From the previous eight initial structures, we can get eight corresponding intermediate structures of the [3+2] cycloaddition that combine the final CF3­substituted pyrazolidine and the Cu(OTf)2 molecule as shown in Figure 4.
Figure 4. The UB3LYP+D3 optimized eight intermediate structures of [3+2] cycloaddition which include both the final product structures and the Cu(OTf)2 molecule. Also shown are relevant bond lengths (in angstrom).
As expected, the C1­C3/C1­C2 bond is shortened from ≤ 3.00 Å to ca. 1.55 Å, which is the typical bond length of C­C single bond. At the same time, the C2­N4/C3­N4 bond is shortened to ca. 1.50 Å and the C2­C3 bond is elongated to 1.55 Å. All these parameter changes indicate the formation of the [3+2] cycloaddition products. Similarly, the enantiomers of CR1­CR8 will result eight mirror structures of M1 to M8 with exactly the same energies.
With the departure of Cu(OTf)2, we can finally obtain the eight final products as depicted in Figure 5. The bond length parameters are similar to above intermediate structures with the C­C bond is ca. 1.55 Å and the C­N bond is 1.50 Å. A carefully analysis of these structures indicate that P1 and P5, P2 and P6, P3 and P7, P4 and P8 are actually four pairs of enantiomers, which have nearly the same energy and structural parameters (see Table S2). For example, all C1­C3/C1­C2, C2­C3, C2­N4/C3­C4 bond lengths for each pair of enantiomers are exactly the same. Apart from this, all other pairs of products are diastereoisomers. In addition, the P1, P3, P5, P7 can be classified into the syn structures mentioned in previous experimental study while the remaining P2, P4, P6 and P8 can be regarded as the anti structures. 33 However, the experimental study reveals that the syn product is the major products when using the Cu(OTf)2 as a catalyst under room temperature with a ratio of 72:28. To clarify such diastereoselectivity, we need to further investigate the detail of the reaction processes.

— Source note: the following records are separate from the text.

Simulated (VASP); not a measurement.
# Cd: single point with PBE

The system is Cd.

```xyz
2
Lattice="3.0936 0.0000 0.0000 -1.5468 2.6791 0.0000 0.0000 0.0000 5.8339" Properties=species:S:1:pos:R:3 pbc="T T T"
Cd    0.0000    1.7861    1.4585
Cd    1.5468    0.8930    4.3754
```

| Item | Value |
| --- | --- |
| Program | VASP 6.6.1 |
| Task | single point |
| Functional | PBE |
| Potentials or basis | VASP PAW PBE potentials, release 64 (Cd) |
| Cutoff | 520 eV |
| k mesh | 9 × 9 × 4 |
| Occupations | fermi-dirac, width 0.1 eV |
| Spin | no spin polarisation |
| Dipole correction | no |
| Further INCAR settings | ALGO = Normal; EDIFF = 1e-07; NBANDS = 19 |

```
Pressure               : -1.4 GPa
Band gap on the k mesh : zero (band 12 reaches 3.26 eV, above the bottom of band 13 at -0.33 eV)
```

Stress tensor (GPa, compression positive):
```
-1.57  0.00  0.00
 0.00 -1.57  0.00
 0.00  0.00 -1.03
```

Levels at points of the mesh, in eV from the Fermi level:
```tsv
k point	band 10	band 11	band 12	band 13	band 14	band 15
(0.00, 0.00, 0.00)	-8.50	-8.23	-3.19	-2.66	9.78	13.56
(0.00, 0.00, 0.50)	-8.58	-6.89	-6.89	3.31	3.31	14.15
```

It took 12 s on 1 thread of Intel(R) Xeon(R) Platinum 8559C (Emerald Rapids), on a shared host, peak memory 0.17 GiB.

Figure 5. The UB3LYP+D3 optimized eight final products structures of [3+2] cycloaddition. Also shown are the relevant bond lengths (in angstrom).
Potential Energy Surfaces of Cu(OTf)2 Catalyzed Reactions
Basically, there are two possible mechanisms for the cycloaddition reactions: the concerted mechanism and the stepwise mechanism. In the present case, the concerted mechanism means the C­C and C­N bond form at nearly the same time while the stepwise mechanism means the C­C or C­N bond forms first while another bond forms from the resulted intermediate. To elucidate the exact mechanism of the cycloaddition, we have tried to locate all possible transition states and intermediates. However, all our attempts that try to locate the intermediates in the stepwise mechanism failed and only one transition state structure is located for each initial structure. These results indicate that the [3+2] reactions follow a concerted mechanism. All possible reaction paths and relevant transition state structures are summarized in Figure 6.